This amount from the federal government can vary from $140 per day per resident to $170 or more per day per resident.
Once the money is authorised by the federal government body, the aged care facility owner is free to use the money how they wish. Cheaper food, non-replacement of staff who are sick, reduced hours on the rosters, infrequent showering of residents to reduce labour hours of staff are just some of the ways that the private for profit owners in the aged care sector make more profit.
Their access to capital funds from banks is possible because they know aged care is a growth industry and that when the private for profit corporations float their companies on the stock exchange, the share price rises rapidly. Japara, Regis and others are recording record increases in the rate of profit.
The not for profit aged care providers such as Uniting Church, Southern Cross and Anglican Church are forced in to a race to the bottom to compete with the private for profits but without the same financial backing of the latter players.
The introduction of the user pays aspect of the system with the Refundable Accommodation Deposits has prompted the not for profits to cut back on staffing level dollars that have traditionally been higher than the dollars provided by the federal government funding.
Now the not for profits use any excess dollars, not for reasonable staffing level, but to upgrade their aged care facilities or build new ones.
(2013 Rockhampton protest against nursing home privatisation)

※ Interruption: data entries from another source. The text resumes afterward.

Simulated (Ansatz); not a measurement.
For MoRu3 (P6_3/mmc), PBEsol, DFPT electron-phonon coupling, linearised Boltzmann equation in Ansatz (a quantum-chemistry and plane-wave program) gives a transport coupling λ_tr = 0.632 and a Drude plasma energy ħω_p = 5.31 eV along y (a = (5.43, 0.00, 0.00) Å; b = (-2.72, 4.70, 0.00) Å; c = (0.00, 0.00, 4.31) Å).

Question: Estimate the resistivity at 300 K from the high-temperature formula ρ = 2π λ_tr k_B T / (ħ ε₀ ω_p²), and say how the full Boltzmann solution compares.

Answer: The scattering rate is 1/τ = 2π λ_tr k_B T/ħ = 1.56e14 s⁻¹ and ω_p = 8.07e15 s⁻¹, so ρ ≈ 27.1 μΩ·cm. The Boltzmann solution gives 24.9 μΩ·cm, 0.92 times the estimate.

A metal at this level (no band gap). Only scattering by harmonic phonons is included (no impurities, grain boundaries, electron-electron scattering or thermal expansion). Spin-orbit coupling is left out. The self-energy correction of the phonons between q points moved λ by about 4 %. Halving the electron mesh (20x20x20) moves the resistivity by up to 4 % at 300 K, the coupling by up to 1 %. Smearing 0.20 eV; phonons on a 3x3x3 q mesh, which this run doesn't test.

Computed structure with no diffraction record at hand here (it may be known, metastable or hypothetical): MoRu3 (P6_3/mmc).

The losers in all this are residents and staff. Residents are paying more, but staffing hours are being cut across the country. These cuts are being resisted more strongly as aged care workers enter early stages of becoming a well organised sector of the working class. At each stage of their struggle, these workers have two concerns in their mind - the care needs of the residents and their own need of a liveable income. Where they stick together, they are making small gains in clawing back lost hours of work and lost income.However a united campaign of workers across all the unions involved in the sector with community support is needed to defeat the race to the bottom with respect to both resident care and aged care workers pay and conditions.